In an IPv6 future, how will you solve IPv4 connectivity?

Cameron Byrne cb.list6 at gmail.com
Tue Oct 12 02:11:08 CEST 2010


On Mon, Oct 11, 2010 at 4:37 PM, Mikael Abrahamsson <swmike at swm.pp.se> wrote:
> On Mon, 11 Oct 2010, Gert Doering wrote:
>
>> People buy new cell phones all the time.  And a fairly large number of
>> cell phones already support IPv6 *today* (almost everything Nokia ships, at
>> least, dunno about the rest).
>
> So, N900 still doesn't without hacking things under the bonnet (and its
> connection manager can't be configured for IPv6 only, you have to piggy-back
> a second IPv6-APN on an IPv4 one). Symbian, yes. What about all the other

N900 now does IPv6-only, with some hacking under the bonnet, so things
are evolving.

http://talk.maemo.org/showthread.php?t=60320&page=13

http://code.google.com/p/n900ipv6/wiki/README

> phones, the cheaper ones (non smart-phones)? I don't know, but I doubt it.
>

I had a meeting with all my handsets OEM back in May and made them
aware of our IPv6-only plans.  Handset requirements are a give and
take, so i cannot say all handsets will be IPv6-only with full
capabilities overnight, but the request / requirement has been made.
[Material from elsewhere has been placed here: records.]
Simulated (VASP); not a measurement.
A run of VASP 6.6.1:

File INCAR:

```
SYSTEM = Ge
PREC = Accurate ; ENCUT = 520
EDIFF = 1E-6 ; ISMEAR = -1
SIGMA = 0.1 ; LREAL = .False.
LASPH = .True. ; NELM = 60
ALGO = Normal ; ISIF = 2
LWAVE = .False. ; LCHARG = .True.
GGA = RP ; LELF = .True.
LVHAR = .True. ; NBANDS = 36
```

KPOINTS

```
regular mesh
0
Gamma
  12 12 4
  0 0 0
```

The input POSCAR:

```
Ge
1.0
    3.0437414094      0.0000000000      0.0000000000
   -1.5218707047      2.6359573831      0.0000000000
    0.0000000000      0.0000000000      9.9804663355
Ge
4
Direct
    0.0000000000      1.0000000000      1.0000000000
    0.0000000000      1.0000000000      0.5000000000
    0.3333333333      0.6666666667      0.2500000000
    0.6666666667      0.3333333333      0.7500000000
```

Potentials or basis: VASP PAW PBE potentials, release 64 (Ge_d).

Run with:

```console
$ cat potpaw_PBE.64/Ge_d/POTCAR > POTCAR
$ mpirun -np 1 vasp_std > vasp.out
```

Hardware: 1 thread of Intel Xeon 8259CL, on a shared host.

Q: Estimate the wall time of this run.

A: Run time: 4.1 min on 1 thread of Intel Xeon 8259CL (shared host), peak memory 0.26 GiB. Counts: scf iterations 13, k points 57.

As you may know, Android is also coming along with ipv6 support

http://groups.google.com/group/tmoipv6beta/browse_thread/thread/115945312dd5f819

But, i see the real near term opportunity is in the mid range Symnbian
phones.  I have been using IPv6-only with NAT64 on the Nokia 5230 and
E73 since March of this year, and i believe the experience is very
similar to IPv4. All my core functionality (web, email, maps, youtube,
podcast...) works flawlessly.  Some things don't work, but i regard
them as minor and they too will be resolved in time.